Palindromes

[klopyrev]

Here is an interesting problem that I have no idea how to solve. I didn't think about it for very long, but all the DP solutions I thought about have flaws in them. If you know how to solve it, feel free to tell me (please).

Given a string, find the number of UNIQUE palindromes that are subsequences (not substrings). For example, given MADAM:

M, A, D, MM, AA, MAM, MDM, ADA, MAM, MAAM, MADAM. (Hopefully, I didn't miss any)

Have fun and good luck.

KL

PS: Sometimes, its good to misread problems. You come up with new and harder ones. Refer to: http://acm.uva.es/problemset/v3/353.html

[bugzpodder]

its easy, brute force it.

[bugzpodder]

this may or may not work. im hoping it will

code:

f(string x)   if x.length==0 return 0   int cnt=0;   for (i=0;i<x.length;i++)      for (j=0;j<i;j++) if (x[i]==x[j]) break;      if (j==i) for (j=x.length-1;j>i;j--) if (x[i]==x[j])        cnt+=f(x[i+1..j-1]);   return cnt

[ericfourfour]

Would AMDMA count as well?

Here is my way of thinking:

It is easy to find palindromes, if the word is already a palindrome.

For example, in any palindrome, when the letters are labelled 1 through the length:

Singles (ex. M):
1 is a palindrome
2 is a palindrome
... ceil (length / 2)

Doubles (ex. MM):
1 + length is a palindrome
2 + length - 1 is a palindrome
Essentially, (1 + i) + (length - i) is a palindrome, if i starts at 0 and ends at floor (length / 2) - 1

Also, if you break the palindrome into substrings (sort of following what was done for doubles), you can find all of the visible palindromes like ADA.

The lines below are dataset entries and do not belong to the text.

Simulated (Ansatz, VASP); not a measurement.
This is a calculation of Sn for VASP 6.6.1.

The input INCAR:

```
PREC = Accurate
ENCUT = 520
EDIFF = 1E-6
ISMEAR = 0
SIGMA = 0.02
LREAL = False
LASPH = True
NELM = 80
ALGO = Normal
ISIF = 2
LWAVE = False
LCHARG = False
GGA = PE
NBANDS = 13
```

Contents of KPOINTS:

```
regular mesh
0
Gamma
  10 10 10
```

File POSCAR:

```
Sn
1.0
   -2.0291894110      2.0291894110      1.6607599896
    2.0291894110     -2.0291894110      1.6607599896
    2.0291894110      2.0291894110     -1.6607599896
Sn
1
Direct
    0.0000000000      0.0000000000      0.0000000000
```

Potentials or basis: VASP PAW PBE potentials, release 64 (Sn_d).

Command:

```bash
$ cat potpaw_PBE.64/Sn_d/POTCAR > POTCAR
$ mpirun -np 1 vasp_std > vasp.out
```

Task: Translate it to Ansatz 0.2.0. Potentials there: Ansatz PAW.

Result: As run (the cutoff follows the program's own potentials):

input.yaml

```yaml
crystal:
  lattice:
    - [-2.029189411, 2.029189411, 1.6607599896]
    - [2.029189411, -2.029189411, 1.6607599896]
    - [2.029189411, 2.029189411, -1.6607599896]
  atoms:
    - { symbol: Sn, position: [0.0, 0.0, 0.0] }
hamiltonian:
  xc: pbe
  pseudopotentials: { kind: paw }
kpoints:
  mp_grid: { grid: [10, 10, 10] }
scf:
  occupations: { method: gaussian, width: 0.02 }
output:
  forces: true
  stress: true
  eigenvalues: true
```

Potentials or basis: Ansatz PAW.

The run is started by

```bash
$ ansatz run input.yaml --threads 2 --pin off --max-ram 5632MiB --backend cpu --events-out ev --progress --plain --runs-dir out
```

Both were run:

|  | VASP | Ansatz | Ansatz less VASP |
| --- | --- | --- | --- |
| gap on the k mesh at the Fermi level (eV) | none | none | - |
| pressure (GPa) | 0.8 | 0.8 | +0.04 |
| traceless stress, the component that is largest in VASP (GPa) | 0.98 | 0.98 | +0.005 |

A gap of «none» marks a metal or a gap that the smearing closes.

That only covers singles, doubles and the visible palindromes. For any palindromes like MMMM, in MADAMIMADAM, or MAAM, in MADAM, I guess, you will have to rearrange the word.

[klopyrev]

lol, Thankful Users??? What is that? hmm... I've never even seen that feature. Anyway, erikfourfour, nice try!!! (Too bad doesn't work for anything other than singles, doubles or visible palindromes) Thanks for the suggestion. As for bugzpodder: I am too damn tired to understand your solution right now. Just finished solving the first 2 problems of the TopCoder Qualification Round 3! 1000 pointer seems easier than the 500 pointer, doesn't it??? (At least it requires less code) Anyway, congrats on 16th place. You were slipping for the last two contests there. I was wondering how it was possible that I had a higher rating than you. Now, everything is back in order.

KL

[Drakain Zeil]

not real code/is psuedo.

code:

mkstrs(string z) /divides the string into N! strings {fac = factorial(length(z)) string a[fac]; string b[]; ... you'd grab a tree structure and just toss all it's values in, I got lasy and don't feel like writing the code, when I can sleep :)   for (i=1;i<=fac;i++)     if (ispal(a[i]))         then b[j++]=a[i] } ispal(string x) { //checks if string is a pal.    check = 1    len=length(x)    for (i=1;i<=len;i++)      if (x[i] != x[len-i]) then        check *=0   return check; }